Adapted from Deep linear networks#Speed of lowering interference.
The interaction between all $n$ encodings through the interference force are complex, but it seems reasonable to think just of the “first-order” interactions between only two specific encodings $W_i$ and $W_j$, while zeroing out all other interference forces.
Our metric: cosine similarity
Since they don’t start out with unit length, it turns out that the right quantity to look at is the cosine similarity
\kappa_{ij} \ce \frac{W_i \cdot W_j}{\norm{W_i} \norm{W_j}}.

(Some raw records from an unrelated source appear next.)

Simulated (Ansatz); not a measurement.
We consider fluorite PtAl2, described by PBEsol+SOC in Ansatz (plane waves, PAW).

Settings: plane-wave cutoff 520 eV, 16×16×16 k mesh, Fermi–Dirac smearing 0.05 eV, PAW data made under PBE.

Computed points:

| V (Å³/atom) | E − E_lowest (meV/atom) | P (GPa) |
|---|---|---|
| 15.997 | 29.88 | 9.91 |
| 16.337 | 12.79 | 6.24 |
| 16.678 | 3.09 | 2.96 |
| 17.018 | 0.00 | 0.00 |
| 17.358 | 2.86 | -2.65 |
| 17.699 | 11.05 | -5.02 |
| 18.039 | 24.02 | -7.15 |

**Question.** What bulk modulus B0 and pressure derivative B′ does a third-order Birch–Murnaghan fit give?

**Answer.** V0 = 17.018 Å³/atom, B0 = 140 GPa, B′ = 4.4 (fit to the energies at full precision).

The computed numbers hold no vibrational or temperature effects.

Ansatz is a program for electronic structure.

Indeed, $\kappa_{ij}$ doesn’t change when $W_i$ or $W_j$ gets scaled up by some factor (without changing direction), so the feature benefit force doesn’t affect $\kappa_{ij}$. So for the purposes of studying how fast $\kappa_{ij}$ decreases at any point in time, assuming the regularization is low, the only relevant changes in $W_i$ are the interference forces:
\frac{\d W_i}{\d t} \approx -\sum_{j \ne i}\ReLU\p{W_i \cdot W_j}W_j.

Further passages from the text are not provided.